Expert B proposed splitting into a lightweight orchestrator (~100-150 lines) calling reusable workflows via workflow_call, plus composite actions for shared steps.
Proposed file layout:
.github/
workflows/
ci-orchestrator.yml (~120 lines, calls tier workflows)

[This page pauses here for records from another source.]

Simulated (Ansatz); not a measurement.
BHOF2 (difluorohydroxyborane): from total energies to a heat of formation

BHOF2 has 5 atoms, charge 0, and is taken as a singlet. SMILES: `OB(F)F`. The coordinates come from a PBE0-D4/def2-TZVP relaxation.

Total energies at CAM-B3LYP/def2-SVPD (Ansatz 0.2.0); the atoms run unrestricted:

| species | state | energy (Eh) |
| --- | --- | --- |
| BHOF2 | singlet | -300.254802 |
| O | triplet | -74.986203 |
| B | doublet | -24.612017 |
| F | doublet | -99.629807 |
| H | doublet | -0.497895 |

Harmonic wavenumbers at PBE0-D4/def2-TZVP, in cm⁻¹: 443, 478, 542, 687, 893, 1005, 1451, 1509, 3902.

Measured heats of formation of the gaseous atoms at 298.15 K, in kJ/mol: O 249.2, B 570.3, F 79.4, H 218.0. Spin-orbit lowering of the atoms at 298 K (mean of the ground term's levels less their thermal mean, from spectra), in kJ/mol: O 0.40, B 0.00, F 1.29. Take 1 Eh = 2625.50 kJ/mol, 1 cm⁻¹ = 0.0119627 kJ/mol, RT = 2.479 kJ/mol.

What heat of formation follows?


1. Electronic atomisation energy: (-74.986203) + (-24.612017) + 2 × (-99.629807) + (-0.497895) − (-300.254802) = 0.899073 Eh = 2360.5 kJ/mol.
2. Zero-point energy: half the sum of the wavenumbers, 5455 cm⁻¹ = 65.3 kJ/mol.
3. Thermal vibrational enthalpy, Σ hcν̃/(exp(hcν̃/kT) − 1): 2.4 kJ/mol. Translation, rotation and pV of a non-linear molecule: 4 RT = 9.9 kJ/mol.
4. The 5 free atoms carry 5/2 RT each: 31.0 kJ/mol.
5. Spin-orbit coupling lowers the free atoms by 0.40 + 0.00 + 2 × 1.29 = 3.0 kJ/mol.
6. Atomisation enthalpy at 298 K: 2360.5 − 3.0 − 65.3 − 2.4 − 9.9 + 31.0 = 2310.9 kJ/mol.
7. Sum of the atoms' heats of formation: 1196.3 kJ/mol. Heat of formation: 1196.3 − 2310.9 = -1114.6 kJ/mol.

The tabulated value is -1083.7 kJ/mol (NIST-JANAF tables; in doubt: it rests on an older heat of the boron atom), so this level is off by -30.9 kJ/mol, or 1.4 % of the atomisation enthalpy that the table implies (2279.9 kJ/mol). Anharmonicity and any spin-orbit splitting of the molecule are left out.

ci-tier1-gates.yml (~80 lines)
ci-tier2-builds.yml (~200 lines)
ci-tier3-platforms.yml (~250 lines)
ci-tier4-integration.yml (~350 lines)
actions/
setup-ccache/action.yml (~30 lines)
setup-px4-dev/action.yml (~20 lines)
| Aspect | Details |
|---|---|
| Wall-clock | ~42-48 min (workflow_call adds ~1 min dispatch overhead per tier) |
| Fork-friendliness | Forks can delete entire tier files or override via workflow_call inputs |
| Limitations | 4-level nesting max, needs only within same file, output passing complexity |
| Implementation | ~16-20 hours |
Pros: Clean separation, fork-friendly, smaller files to review. Cons: Workflow dispatch overhead, complex secrets/permissions forwarding, harder to visualize full pipeline.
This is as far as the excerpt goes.